This is a transcript from a speech given by Silviu Rogobete at the State of Europe Forum 2019 in Bucharest.

Whether they are willing or not, accepting it or not, the artists reflect their own worldviews. Even if there is a trend in saying that ‘my only worldview is that I have no worldview’, even this is in itself a worldview. 

Propaganda is part of our life. We all promote ourselves and, up to a certain point, it is a healthy reality because we want to project things about ourselves, about our creations, about who we are and we make propaganda for that. We all have Instagram, Facebook and so on. Selfies are very popular. That is propaganda, which in a sense, is self-promotion. 

However, the stronger your narrative, or conception, is about life, the more dangerous it becomes. When I say dangerous, I mean that it can be very positive or very negative. This is valid all over the spectrum, from the individual to social entities. A worldview can be reflected in ways that can attract others into the story, into the narrative, or then it can reject others. We can have an inclusive or a very exclusive narrative, about ourselves, about our group or our political party. An extremely difficult fine tuning has to take place and it is a strong battle with ourselves. 

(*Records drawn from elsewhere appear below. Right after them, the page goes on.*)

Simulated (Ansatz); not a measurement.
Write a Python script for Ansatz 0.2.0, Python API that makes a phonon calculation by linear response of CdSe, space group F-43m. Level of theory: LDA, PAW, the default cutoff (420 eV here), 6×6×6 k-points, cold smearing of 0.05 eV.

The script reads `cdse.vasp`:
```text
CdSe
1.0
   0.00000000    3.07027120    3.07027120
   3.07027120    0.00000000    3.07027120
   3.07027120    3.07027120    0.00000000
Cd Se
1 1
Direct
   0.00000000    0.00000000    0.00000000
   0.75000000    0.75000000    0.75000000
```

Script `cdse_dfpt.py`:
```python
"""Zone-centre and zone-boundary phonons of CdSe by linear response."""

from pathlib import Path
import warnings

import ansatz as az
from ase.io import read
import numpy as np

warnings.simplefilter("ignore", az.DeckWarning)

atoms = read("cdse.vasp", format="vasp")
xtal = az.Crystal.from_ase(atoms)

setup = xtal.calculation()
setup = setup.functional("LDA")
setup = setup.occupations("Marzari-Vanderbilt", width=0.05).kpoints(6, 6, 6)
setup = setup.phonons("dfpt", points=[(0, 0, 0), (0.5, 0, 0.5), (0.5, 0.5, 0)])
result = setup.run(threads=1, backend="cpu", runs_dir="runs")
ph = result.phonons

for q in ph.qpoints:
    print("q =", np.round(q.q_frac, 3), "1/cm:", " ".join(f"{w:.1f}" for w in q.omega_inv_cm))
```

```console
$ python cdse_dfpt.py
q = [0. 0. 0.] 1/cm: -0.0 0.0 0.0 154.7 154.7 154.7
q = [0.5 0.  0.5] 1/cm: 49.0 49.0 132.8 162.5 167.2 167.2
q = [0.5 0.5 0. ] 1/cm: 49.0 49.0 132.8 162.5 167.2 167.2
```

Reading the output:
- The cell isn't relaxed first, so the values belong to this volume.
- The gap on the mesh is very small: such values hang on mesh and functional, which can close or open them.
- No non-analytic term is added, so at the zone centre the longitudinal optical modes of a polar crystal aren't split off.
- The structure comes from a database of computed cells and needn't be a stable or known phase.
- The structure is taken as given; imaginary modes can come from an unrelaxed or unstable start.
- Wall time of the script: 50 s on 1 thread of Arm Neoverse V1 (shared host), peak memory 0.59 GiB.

Artists are brilliant in feeling the times. Architecture is a crucial field because architects are able to transform a worldview into stones, to put a worldview into shapes. Those who study arts, culture and philosophy know that there is a strong debate between modernists and post-modernists in terms of architecture. The concept of ‘Less is more’ from Ludwig Mies van der Rohe is a very powerful post- World War II rationalist metanarrative of reason, in which we build perfect shaped buildings, if possible only one geometrical figure multiplied a million times (e.g. the Headquarters of the United Nations). This is a very strong statement which says something like: ‘Less is more. We are reasonable and rational people. We messed it up badly in the past but now we can really build the future, by basing everything on our capacity to reason’. 

When we believed that things could be sorted out properly, this kind of metanarrative took over on the eastern side of Europe in the form of the Marxist-Communist metanarrative. I was 27 years old when the Romanian revolution took place, so I grew up with this metanarrative in school, where the only official ideology said that we knew exactly the past, we knew exactly the present, how we got here and we knew exactly the future, how to get there. The story was given. We, the priests of the ideology, knew it. We would create a new man that would be able to build communism, that is a social democratic society. This was a metanarrative in which we knew the story. Then we projected this metanarrative and turned everything into rituals and celebrations. For example, the current Palace of the Parliament (see picture) in Bucharest and the main boulevard in front of the building were, in the mind of the dictator, a testimony of the triumph of socialism. The boulevard was called ‘Victory of Socialism’. Everything that was different in terms of architectural, aesthetical and ideological texture, churches, monasteries, and so on, old things extremely valuable and priceless, were demolished. They were standing ‘on my way’ to build the rational future of the world. ‘Victory of Socialism’ was the metanarrative. We had a strong ideology and we projected it. The metanarrative was the idea of achieving unity through the easy way of exclusion.

In the Western world, even if the metanarrative was different, still there was the rationalistic idea that we were reasonable human beings who could build happier societies. In this case, we would invest in the creation of better goods to have better lives. It is another metanarrative that presents us with a brilliant future ahead of us. These were the two narratives of modernity.

Then people came with responses, such as the American architect Robert Venturi, who said ‘Less is not more, less is a bore’. In other words, less was boring. He said that he would not give up the search for unity. Rather he was in the very painful and difficult game of achieving unity through the way of inclusion rather than the easy way of exclusion. This was the reply from those who said that they were not giving up their search for integrity and unity, but who were trying to create space for diversity. They were trying to reach unity by including ambiguity, mystery and by creating space for things that are not understandable in rational terms. This is obviously a very painful process.

Now I move to Christianity because we are here in a Christian reflection group. What am I doing with my vision as a Christian? How am I dealing with it? Do I have such a strong metanarrative that says ‘there is no room for anything else’, ‘either you are like me or you are excluded’? The problem is that when we say ‘like me’? Even if we say that this is good for Christianity, there is usually a lot of rubbish in there. Or am I ready to say ‘I am a Christian, searching for unity and not giving the final answer to everything. I am not projecting the image of myself in my arts, in my presentation of beauty, of aesthetics’? In lecturing, in preaching, in whatever I do, I am not projecting an image of exclusion. I am not saying ‘if you are not like me, bad luck’! We are still building it, we are going to go through. This is my response to both metanarratives. To those who come with a metanarrative such as ‘this is my victory and you are lost’, I would answer by saying: ‘just calm down a bit and try to find unity through the very painful way of accepting diversity rather than dictating it’. This is something that we can reflect on in both situations. I am not going to go back into another structure. I just got rid of something. I am not going to sell my soul to another even more powerful structure. This is what symbolises freedom.